It’s been a week of political whiplash for Florida Gov. Ron DeSantis (R), who in a matter of days has gone from top foil to the Biden White House to a willing partner with the president and his team.
It was Sept. 20 when the White House was on alert for the potential that DeSantis was organizing a flight of migrants from Texas to President Biden’s home state of Delaware, his latest move to draw attention to the surge of immigrants at the southern border and what he viewed as the responsibility of blue states to share the burden.
One week later, DeSantis was on the phone with Biden in the first of three calls the two men have held this week to coordinate the response to Hurricane Ian as the storm knocked out power, flooded communities and destroyed homes across the state of Florida.
The seesawing between antagonist and partner comes as DeSantis tries to juggle building up his bona fides among conservatives should he decide to run for president in 2024 — potentially against Biden — and leading his state through what he and others have described as a generational storm.

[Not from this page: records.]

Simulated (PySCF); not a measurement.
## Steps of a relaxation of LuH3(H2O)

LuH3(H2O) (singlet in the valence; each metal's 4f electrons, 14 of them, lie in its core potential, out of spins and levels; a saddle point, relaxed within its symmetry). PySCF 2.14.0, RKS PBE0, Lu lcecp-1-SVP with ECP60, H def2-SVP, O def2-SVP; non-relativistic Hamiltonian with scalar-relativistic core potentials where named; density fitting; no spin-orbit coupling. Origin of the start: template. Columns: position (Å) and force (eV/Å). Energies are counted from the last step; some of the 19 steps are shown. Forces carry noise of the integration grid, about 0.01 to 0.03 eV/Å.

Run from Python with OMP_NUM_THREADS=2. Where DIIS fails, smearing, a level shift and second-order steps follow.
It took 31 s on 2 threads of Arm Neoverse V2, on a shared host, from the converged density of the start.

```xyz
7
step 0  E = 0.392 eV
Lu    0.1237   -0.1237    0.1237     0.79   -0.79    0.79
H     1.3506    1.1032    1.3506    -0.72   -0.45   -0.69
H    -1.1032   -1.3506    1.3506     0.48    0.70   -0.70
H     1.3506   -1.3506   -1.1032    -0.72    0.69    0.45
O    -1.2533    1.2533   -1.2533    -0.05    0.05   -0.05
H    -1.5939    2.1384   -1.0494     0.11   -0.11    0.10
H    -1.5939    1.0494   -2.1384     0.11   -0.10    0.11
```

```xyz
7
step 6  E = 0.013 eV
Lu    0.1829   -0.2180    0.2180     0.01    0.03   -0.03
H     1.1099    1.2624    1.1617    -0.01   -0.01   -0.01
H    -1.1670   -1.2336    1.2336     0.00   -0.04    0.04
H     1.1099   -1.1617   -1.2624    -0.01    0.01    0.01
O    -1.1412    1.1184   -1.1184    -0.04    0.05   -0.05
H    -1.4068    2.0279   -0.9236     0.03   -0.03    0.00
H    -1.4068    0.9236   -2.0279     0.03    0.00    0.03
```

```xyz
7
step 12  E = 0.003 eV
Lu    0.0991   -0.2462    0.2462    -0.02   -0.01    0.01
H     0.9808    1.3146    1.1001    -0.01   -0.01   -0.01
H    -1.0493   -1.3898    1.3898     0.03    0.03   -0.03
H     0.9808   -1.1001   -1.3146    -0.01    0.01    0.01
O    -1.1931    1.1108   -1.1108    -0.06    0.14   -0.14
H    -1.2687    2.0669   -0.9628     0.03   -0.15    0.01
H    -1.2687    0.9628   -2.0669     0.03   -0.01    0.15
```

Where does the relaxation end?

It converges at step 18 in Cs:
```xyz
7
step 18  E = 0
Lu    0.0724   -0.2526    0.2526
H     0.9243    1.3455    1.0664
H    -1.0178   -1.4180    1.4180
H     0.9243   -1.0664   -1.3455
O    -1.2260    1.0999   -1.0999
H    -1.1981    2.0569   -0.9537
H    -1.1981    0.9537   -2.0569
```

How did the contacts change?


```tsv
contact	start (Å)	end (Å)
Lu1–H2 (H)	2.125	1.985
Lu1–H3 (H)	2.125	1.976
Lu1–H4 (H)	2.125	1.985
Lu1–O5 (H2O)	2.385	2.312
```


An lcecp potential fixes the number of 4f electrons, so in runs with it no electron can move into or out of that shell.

“DeSantis is showing — though the process is ongoing — that he can play both the political culture warrior and the in-charge governor of the entire state,” former Republican National Committee spokesman Doug Heye said, calling DeSantis a “Trump with substance.”
DeSantis has been a thorn in the side of the Biden administration for the last year-and-a-half, eliciting frequent responses from the White House briefing room podium and at one point last year referring to the Biden administration as the “Brandon administration” in a nod to a popular conservative meme mocking the president.
The White House has sparred with DeSantis over his ban on mask mandates in schools; his support for a law that restricts discussion of sexual orientation in the classroom; and most recently his decision to fly migrants from Texas to Massachusetts.
Those migrant flights were dominating headlines as recently as last week, when DeSantis was arguing the outrage over the flights was disproportionate to the lack of outrage over the millions of migrants who had crossed the border illegally since Biden took office.
When DeSantis was reportedly lining up a flight to take another group of migrants from Texas to Delaware, where Biden regularly spends the weekend, the president responded sarcastically.
“He should come visit. We have a beautiful shoreline,” Biden said.
But much has changed in just over one week, as both men have warned that Hurricane Ian, which made landfall Wednesday as a Category 4 storm, poses a grave threat to the residents of much of Florida and could be the deadliest storm in years.